Creative projects can open our selves to the transformation of emotions, an expression via the other senses, vision, music, cooking. The passion of an artist, they are channeling their emotions.

What is your passion? How will you channel your anger, your love, your bliss, your fears? Doing nothing, is a block, it creates a stagnant pool. Nothing can thrive there. The giving life force of water is stopped, open the flood gates, CREATE for the sake of LIVING! This may be the best way to re-ignite an emotion, to shift the current of your being into one of alignment with your soul.



Wednesday, June 19, 2013

Back online and Unpacking

It is Wednesday and Internet service has been restored. The past two days have been spent unpacking and organizing the kitchen (which still needs some attention) and yesterday finding all of my work related things to prepare for a client presentation tomorrow.

The wall elevations are done, just adding the potential fabrics to my data base and letting ideas solidify. More sketches to follow.

My own window, an eight foot sliding glass door, west exposure and open for the world to see is in desperate need of a window dressing! I plan to order a one way, hand draw drapery rod and make some very casual and informal type draperies to keep the sunlight from damaging furnishings and provide a bit of privacy....

The creative flames have been burning fiercely the past few weeks as I have been thrown into the frenzy of moving. It will be imperative to get things on the schedule to keep the fires of action alive!

Thanks for checking in, new things to report everyday, as inspiration is constant, action, still elusive.. Hoping to get to what I want to be doing soon! Painting and Sewing!


Friday, June 14, 2013

No Internet until Wednesday

Hello all. I am in the final days of moving... today and tomorrow and then tackle the big mess at the apartment... where to go with it all...

There will be a time of no distraction, Internet is not scheduled to be hooked up until Wednesday of next week... so... just putting it out there, not like you all haven't survived not hearing from me for weeks at a time anyway! heheheee..

Enjoy your weekend!

Shelly

Tuesday, June 11, 2013

Moving Update....

This is quite the process, moving on, and one that unless you keep the big picture in mind can suck you down a rabbit hole so fast you won't even realize it, until you find yourself deep in the labyrinth of confusion!

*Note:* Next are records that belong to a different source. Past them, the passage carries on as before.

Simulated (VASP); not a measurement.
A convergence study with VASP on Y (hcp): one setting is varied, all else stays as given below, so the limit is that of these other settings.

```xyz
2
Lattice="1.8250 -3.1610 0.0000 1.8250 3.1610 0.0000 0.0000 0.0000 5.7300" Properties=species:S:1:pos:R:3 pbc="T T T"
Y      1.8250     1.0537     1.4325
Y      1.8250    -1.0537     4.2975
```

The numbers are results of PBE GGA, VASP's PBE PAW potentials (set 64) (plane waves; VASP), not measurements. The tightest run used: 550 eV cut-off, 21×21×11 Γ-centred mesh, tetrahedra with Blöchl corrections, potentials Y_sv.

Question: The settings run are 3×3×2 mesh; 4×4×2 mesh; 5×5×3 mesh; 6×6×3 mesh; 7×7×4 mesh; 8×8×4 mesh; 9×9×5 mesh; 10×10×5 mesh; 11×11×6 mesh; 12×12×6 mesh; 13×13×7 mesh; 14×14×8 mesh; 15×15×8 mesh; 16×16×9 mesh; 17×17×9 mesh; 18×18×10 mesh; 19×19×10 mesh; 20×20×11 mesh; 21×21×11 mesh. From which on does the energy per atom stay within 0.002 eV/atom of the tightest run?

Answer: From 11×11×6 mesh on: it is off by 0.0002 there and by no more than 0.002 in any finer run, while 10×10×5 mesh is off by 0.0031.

The little house by the river is slowly emptying itself out, one car load at a time... The apartment and garage are quickly filling up, a half a car load at a time!

In the midst of the chaos, I have managed to keep working on some projects, but the last of that was yesterday. Everything else is on hold until next Monday. Then starts the unpacking and the focus on design projects. As I look ahead to the weeks to come, it is clear that I will have to schedule very carefully to keep focus on the business activities and my personal life. A good opportunity, that I realize until now, I have focused on one or the other. Apparently, it is integration time! I am looking forward to that.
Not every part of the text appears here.